NORTH EAST — The annual Derrick Lowe Memorial Evening of Bluegrass will return to Milburn Stone on Saturday, bringing back two acts that have played it before — Rhonda Vincent & The Rage and Danny Paisley & The Southern Grass.
The concert, sponsored by the Elkton Rotary Club, has showcased regionally- and nationally-renowned bluegrass acts for years now. But it wasn’t until last April, following the unexpected August 2015 death of founder Derrick Lowe, that it became a memorial event.
Lowe, a Tennessee native and bluegrass enthusiast, founded the Evening of Bluegrass in 2012 as a means to both share his love of the genre and raise funds for community organizations. It’s an event that makes sense given the geographic location. In addition to its still-thriving bluegrass community today, Cecil County is also the former home of bluegrass legend Ola Belle Reed.
Saturday’s show starts at 7 p.m. at Cecil College’s Milburn Stone Theatre. Doors open at 6:30 p.m.
Danny DeMarinis, a former Elkton Rotary president and current press spokesperson, relayed excitement over this year’s billing. Vincent was sought after to play last year, but scheduling conflicts kept her from doing so. And Paisley, he said, will bring a local flair to the ordeal — he lives just north of the border in Pennsylvania. Both acts have played the concert twice before.

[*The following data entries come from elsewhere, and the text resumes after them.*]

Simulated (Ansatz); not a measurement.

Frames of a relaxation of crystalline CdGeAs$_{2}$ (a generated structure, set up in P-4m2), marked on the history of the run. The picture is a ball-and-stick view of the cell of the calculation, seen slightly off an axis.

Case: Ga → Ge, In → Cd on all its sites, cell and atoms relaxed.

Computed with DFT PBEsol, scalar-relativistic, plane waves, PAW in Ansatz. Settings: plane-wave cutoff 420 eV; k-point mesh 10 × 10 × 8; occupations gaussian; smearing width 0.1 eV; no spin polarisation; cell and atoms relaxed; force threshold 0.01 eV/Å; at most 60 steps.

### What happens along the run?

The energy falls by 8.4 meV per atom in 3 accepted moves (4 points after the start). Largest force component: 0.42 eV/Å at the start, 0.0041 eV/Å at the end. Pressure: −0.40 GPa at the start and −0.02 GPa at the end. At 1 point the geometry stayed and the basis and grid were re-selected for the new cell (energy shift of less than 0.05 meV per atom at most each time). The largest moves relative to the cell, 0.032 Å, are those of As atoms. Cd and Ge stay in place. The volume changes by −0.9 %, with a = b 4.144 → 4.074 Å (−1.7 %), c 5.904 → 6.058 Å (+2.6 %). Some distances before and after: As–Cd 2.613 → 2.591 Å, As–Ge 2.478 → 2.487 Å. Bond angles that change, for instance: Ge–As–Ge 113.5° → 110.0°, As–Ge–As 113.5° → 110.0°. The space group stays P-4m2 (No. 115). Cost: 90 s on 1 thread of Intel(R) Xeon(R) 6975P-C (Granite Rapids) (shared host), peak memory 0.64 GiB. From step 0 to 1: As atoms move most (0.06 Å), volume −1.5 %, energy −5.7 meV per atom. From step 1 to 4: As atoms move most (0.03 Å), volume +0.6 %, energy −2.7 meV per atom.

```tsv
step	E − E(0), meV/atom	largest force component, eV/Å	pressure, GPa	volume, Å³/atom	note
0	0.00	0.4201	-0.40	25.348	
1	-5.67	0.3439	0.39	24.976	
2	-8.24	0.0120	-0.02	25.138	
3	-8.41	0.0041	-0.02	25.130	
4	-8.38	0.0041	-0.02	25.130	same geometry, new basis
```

“The nice thing … is that not only do we have two fine bands, but there’s a good mix of local and national,” DeMarinis said.
Rhonda Vincent & The Rage have for decades received recognition as a premier act in bluegrass. Several of their albums have landed Grammy Award nominations.
Vincent’s first live performances came during her childhood, when she played with her family’s band, The Sally Mountain Show. She showed a high ceiling early, as an ambitious kid taking up multiple instruments, including the mandolin, guitar and fiddle.
Her musical ability wasn’t exactly unexpected. After all, she comes from five generations of musicians, she said.
When eventually Vincent kicked off her solo career, that talent became even more apparent. She won the International Bluegrass Music Association’s Female Vocalist of the Year Award every year from 2000 to 2006, then again in 2015.
And if you ask Vincent about how she’s found success, she may mention that she and her band do things a little differently. For one, they already have around 100 shows booked for 2017, while many acts refrain from booking more than three months out. For another, she held off from relocating to Nashville, though that’s the route many starry-eyed bluegrass groups take.
“There’s almost like a cookie cutter, ‘This is the way we do business in Nashville,’” Vincent said. “I’ve always been the one that’s like, if everybody else is doing this, then I’m going to do it a different way. I don’t want to do it exactly like everyone else for whatever reason. I don’t know why I have that mentality, but I’m always wanting to be different.”
Bluegrass roots run deep for Danny Paisley, too. He grew up playing with his dad Bob, who played guitar and sang, and accomplished bass player Ted Lundy. The band was originally called Bob Paisley & The Southern Grass, before Bob passed and Danny took over.
He seems to be doing well with the band. Last year, he won the Male Vocalist of the Year Award from the International Bluegrass Music Association.
“It’s a part of my soul,” Danny Paisley said of bluegrass. “It really is.”
His group will hold true to the genre’s tradition of family bandmates. The Southern Grass features his son Ryan Paisley on mandolin.
And the greatest reward to Paisley, who’s based out of southeastern Pennsylvania? Connecting with an audience through the music.
“The biggest treat for me is singing a song and people yelling out another song that you’ve recorded and you’ve been singing for years,” Paisley said. “That’s one of the biggest treats for your ego, I guess? I don’t know what you’d call it. It’s a thrill.”
Tickets for the upcoming event, which are $35 for balcony or $50 for orchestra seats, can be bought online through www.milburnstone.org or by calling 410-287-1037. Tickets have sold out before.